From the earworm deconstruction department

by , under earworm deconstruction, thinking

De gewonde ruiter

As usual, the song as I sing it. The lyrics are Perelaar‘s, filtered through my memory and leaving out the folky repetitions. Here is a version that may be one of Perelaar’s sources, which has her in her father’s orchard with no mention of dew.

Daar was er een meisje heel vroeg opgestaan
En barrevoets door de dauw gegaan.

A maiden had got up very early, and gone through the dew barefoot.

En barrevoets door de diepe dauw
Daar zag zij haar liefste vol wondekens staan.

And barefoot through the deep dew; there she saw her lover standing, sorely wounded.

“Full of little wounds” literally, which makes me think he was beaten up (perhaps by the girl’s three burly brothers) rather than having been in an accident or a clean fight. The story I get from the song is apparently not what it “really” means, because all (well, both) (argh! can’t find them any more) more-or-less scholarly commentaries thought it was a much less interesting story.

Hij zeide: lief meisje, ach schrik toch niet
Al ben ik vol wonden, ik sterf nog niet.

He said: dear maiden, don’t take a fright: though I’m full of wounds, I’m not dying yet.

Not yet seems to be the point here, though. And it does give her a fright.

Al is er mijn jonge hart doorwond,
Wilt gij mij verbinden, ik waar’ al gezond.

Even though my young heart is pierced, if you’d bandage me I’d be healthy.
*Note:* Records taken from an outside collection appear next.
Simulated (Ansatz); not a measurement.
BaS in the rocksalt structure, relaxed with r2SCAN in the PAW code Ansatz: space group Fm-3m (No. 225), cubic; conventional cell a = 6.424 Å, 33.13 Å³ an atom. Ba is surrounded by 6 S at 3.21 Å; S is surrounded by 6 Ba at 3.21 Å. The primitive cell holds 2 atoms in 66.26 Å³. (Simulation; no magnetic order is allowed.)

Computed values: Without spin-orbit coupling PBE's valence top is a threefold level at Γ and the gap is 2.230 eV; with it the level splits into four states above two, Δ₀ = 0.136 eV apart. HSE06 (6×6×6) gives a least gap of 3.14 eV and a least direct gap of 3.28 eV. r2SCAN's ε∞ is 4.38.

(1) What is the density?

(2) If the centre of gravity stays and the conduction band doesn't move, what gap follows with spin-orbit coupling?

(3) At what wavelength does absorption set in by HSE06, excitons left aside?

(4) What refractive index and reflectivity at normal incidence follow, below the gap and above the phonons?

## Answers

When the phrasing “mijn jonge hart [is] doorwond” turns up in songs, it’s usually metaphorical (that’s why I translate “pierced”, the door- part means “through”). But it’s clear that in this case the wounds are far from metaphorical.

Nee, uwe verbinder wil ik er niet zijn,
Ik draag er verborgen een kindje zo klein.

No, I don’t want to be your bandager, I’m secretly carrying a babe so small.

Why does being pregnant preclude bandaging her lover, what is she afraid of? Cooties? That her three burly brothers who beat up the poor man in the first place will turn on her for helping him? That the sight of blood –at least more blood than she’s already seeing– will make her faint or, God forbid, miscarry?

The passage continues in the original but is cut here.